- Associated Press - Monday, December 15, 2014

CHARLESTON, W.Va. (AP) - A West Virginia panel on Monday suggested a new tax credit, $12.2 million in extra funding and other tweaks to a law that responded to a January chemical spill.

The Public Water Supply System Study Commission’s 47-page report also says it’s too soon to assess certain aspects of the law. State legislators passed the law in March and it took effect in June, but some parts haven’t been implemented.

The law requires new reporting and precautionary measures to safeguard public water supplies from contamination. It also sets up a regulatory program for aboveground storage tanks.

The $12.2 million in recommended funding over three years would help utilities complete more intensive plans to protect their water supplies.

The tax credit would reward landowners who use land for water protection. Landowners would be eligible for an income tax credit that equals the value of the land they’re protecting. The credits would be transferrable, letting landowners benefit financially immediately.

Lawmakers could consider the additional money and tax credit in the upcoming 60-day legislative session, which starts Jan. 14. Republican leaders, who will be in the majority for the first time in more than eight decades, want to take a second look at parts of the wide-spanning law this session, particularly which types of tanks will need inspections. Some Democrats agree.

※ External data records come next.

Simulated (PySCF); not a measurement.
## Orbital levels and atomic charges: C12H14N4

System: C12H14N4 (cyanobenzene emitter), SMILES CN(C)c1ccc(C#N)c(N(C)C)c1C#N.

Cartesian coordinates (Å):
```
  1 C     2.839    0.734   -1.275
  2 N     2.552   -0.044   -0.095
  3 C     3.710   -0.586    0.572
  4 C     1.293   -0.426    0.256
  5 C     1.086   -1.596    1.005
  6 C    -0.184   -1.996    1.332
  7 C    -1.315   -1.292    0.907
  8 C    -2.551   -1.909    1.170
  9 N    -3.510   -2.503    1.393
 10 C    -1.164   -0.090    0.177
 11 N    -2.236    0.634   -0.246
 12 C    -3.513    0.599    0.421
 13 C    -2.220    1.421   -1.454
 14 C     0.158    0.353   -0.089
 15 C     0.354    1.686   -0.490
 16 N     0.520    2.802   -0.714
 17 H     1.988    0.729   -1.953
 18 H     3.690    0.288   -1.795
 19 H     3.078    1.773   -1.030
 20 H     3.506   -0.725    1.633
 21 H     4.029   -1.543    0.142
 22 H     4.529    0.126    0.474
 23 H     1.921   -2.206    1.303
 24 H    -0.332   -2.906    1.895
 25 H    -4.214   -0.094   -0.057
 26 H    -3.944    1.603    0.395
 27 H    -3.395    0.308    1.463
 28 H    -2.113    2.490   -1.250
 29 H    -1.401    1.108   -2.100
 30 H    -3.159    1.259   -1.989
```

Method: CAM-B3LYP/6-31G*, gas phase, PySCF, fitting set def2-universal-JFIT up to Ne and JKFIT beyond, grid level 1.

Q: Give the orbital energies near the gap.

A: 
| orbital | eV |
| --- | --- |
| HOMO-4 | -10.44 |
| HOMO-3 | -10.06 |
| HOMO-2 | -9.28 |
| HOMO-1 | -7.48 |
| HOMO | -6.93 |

The 12-member commission spelled out other suggestions, including recommending that utilities know about hazardous materials transported by them on trains, trucks and barges.

The reforms respond to the January spill that tainted 300,000 people’s water for days. A tank leaked chemicals into the Elk River, which West Virginia American Water uses for the region’s water supply.

The group has to produce reports on the law’s effectiveness every December.

The new state law requires taking another look at federal Chemical Safety Board’s suggestions to prevent chemical disasters. But the report says the commission is still studying the recommendations and working with citizen groups on that issue. It plans to have more information in the summer of 2015.

A 2008 Bayer CropScience explosion that killed two workers and injured eight others prompted the recommendations, but West Virginia officials have never adopted them.